Skip to content

3.0 Results - Classifying Uncertainty

Recap

Recall that we are trying to investigate how a new variable called Vegetation Optical Depth (VOD) compares to some of the previously used variables Land Surface Temperature (LST), Soil Moisture (SM) and Normalized Vegetation Difference Index (NDVI). The previous variables were often used to recover droughts, but studies have shown that VOD will better characterize drought conditions. So, the objective is to see how these VOD compares to other variables via information theory and other similarity measures. In addition, the data representation could make a difference in how similar VOD is to the other variables. For example, many spatial dimension or many temporal dimensions. So, we are going to look at different representations and different combinations of VOD, LST, SM, and NDVI and do comparisons.


Data

For this first set of results, we are looking at the CONUS dataset which is located in California. We have a period of 6 years where there were drought occurences and not drought occurences.
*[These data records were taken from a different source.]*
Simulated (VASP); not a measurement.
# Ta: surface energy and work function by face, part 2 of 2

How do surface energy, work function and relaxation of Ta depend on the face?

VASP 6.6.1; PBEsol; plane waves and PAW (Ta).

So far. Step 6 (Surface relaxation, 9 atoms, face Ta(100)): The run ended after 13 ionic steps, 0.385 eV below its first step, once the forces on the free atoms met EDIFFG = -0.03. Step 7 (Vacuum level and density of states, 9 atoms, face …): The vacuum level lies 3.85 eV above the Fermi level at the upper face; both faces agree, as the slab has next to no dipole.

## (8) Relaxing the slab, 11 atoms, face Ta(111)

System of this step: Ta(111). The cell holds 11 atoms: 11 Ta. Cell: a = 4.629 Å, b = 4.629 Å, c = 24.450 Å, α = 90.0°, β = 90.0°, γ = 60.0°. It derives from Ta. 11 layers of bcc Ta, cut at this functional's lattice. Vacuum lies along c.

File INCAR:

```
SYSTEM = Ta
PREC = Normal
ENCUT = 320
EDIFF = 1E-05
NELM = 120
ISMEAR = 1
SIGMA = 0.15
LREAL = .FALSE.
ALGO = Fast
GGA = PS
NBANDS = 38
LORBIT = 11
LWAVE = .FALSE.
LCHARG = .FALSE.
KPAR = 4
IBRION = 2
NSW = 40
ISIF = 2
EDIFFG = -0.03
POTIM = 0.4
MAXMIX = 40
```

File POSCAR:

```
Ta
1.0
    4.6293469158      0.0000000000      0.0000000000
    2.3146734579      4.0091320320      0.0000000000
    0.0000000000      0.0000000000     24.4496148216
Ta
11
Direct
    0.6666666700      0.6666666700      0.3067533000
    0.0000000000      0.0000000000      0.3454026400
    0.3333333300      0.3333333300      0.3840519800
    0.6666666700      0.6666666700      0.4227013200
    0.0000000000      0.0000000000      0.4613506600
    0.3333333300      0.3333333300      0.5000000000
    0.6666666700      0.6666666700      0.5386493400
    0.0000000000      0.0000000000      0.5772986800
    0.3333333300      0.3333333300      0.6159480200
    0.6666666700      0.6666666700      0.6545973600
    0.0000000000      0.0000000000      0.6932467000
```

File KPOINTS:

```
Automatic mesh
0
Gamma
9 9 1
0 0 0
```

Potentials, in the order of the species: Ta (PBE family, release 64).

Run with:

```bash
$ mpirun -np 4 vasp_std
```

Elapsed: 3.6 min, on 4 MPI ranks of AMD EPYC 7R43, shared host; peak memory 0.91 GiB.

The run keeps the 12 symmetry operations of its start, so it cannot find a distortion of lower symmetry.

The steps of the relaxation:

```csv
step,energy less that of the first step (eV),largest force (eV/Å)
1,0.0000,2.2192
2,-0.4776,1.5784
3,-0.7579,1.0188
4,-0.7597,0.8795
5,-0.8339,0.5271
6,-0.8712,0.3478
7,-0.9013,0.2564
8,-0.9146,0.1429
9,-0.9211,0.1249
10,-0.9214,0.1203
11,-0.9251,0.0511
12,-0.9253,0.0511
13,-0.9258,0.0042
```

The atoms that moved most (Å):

  • Droughts - 2012, 2014, 2015)
  • No Drought - 2010, 2011, 2013

We have a spatial resolution of ... and a temporal resolution of 14 days.


Methods

For this first experiment, we only want to classify the expected uncertainty that each variable has with different temporal representations. So for example, we can do self-comparisons like what's the expected uncertainty of VOD with 1 temporal dimension versus 3 temporal dimensions? We will do this for all 4 variables individually. We will use RBIG to measure the expected uncertainty (aka Entropy)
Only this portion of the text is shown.